It was never just about the beer.
On Monday night, to celebrate his 21st birthday, Riley Scott's mom and dad took him to a downtown bar.
"His first honest pint at The Honest Pint," said his dad, Marvin.
The waitress scooted three tables together, so many family and friends came. The first round was on Marvin. At the head of the tables, Riley ordered a Highlander ale. The waiter asked for his ID. Riley had pulled his wallet out as soon as he walked in the bar door.
The cold pint glass arrived, carrying the dark brown ale with that little hula-hoop halo of foam at the top. Everybody had ordered something. But nobody drank before Riley had his first sip.
"Raise your glass to Riley," said Marvin. Some cheers, then lots of cellphone pictures.
It was a good beer. You could see it in Riley's face. Smiling, the way it's supposed to when you turn 21.
"Already finished it," he said, about 10 minutes after that first sip.
But the moment was never really about the beer.
Do you remember those moments -- maybe a lot, maybe just one -- between you and your parents? Where, with some gesture or word or gift, they reached out their hands and helped pull you forward from being a child and into an adult?
That moment may not make the headlines or cost money -- Riley's beer was $4 -- but it's so priceless in your life you could no more imagine leaving it than your own skin?
You see, Riley's beer was never about the beer.
"It means a lot more than that to me," he said, earlier in the day. "Your 21st birthday is an image of adulthood. A coming of age. And to be sitting with my dad, having this coming-of-age moment, it's like a rite of passage."

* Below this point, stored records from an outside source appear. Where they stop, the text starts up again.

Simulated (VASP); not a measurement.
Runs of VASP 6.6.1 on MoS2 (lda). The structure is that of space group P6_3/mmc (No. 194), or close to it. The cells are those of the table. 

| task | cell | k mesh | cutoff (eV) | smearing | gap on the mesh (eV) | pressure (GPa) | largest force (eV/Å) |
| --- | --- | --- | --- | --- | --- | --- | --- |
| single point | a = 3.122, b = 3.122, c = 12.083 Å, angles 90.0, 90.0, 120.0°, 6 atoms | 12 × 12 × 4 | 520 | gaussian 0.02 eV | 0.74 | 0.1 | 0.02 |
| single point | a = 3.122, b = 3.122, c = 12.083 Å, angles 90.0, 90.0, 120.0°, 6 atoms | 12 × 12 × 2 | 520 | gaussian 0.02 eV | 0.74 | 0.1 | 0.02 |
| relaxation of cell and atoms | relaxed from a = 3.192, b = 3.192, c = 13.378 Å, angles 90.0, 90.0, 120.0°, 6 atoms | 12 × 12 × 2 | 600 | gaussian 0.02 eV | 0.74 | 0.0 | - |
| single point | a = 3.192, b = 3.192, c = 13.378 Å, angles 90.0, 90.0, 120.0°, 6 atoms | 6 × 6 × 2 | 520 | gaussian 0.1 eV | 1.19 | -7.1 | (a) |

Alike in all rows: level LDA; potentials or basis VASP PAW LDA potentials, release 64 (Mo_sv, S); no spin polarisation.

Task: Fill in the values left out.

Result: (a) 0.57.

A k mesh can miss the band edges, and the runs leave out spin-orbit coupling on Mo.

I'd dig a thousand ditches if one day, my own kids say something like that. Because becoming an adult is more than just turning 21.
"Everything works against you as parents -- TV, movies, the Internet," said Lili, Riley's mom. "Nothing this day and age helps except for a good family support system."
At a time when kids are pressured to grow up -- being 10 means pretending to be 16 -- and parental standards seem to drop worse than the Nasdaq, the Scotts held their ground with Riley and his older brother and sister. No, certain things are not right. So don't do them. You're not 21? Then don't drink. Simple as that.
"Always do the right thing," said Marvin. "In every situation."
The Scotts, who drink a Saturday beer or two, aren't recluses, pining for days of old. They know what happens in the world around them. They know that Riley -- a college student -- probably knew what beer tasted like before Monday night. But Marvin, who works in law enforcement, has seen violence and loss. Blood on the streets.
He knows all the things that can go wrong. Which means he's acutely aware of all the things that can go right. Like Monday night.
After that first beer, Riley fessed up a bit.
"I enjoyed it more than any other beer I might have had before," he said.
Everybody laughed. Marvin the most.
Riley opened his gifts. His parents gave him a copy of Stephen King's new book in the Dark Tower series. Riley and Marvin have read all of them.
"The main character really puts value in his father. He has a quote: 'Remember the face of your father,''' said Riley. "That really means to remember who you are and where you're from. Keep yourself in line and in check and make sure you don't do the wrong thing.''
America means many things. Like freedom, independence. But I hope, somewhere in the early 21st century, it still means that too: to do the right thing, in every situation, and remember who you are and where you're from.
And to know who helped you grow up.
"I wouldn't trade being a dad for anything," said Marvin.
It was never really about the beer at all.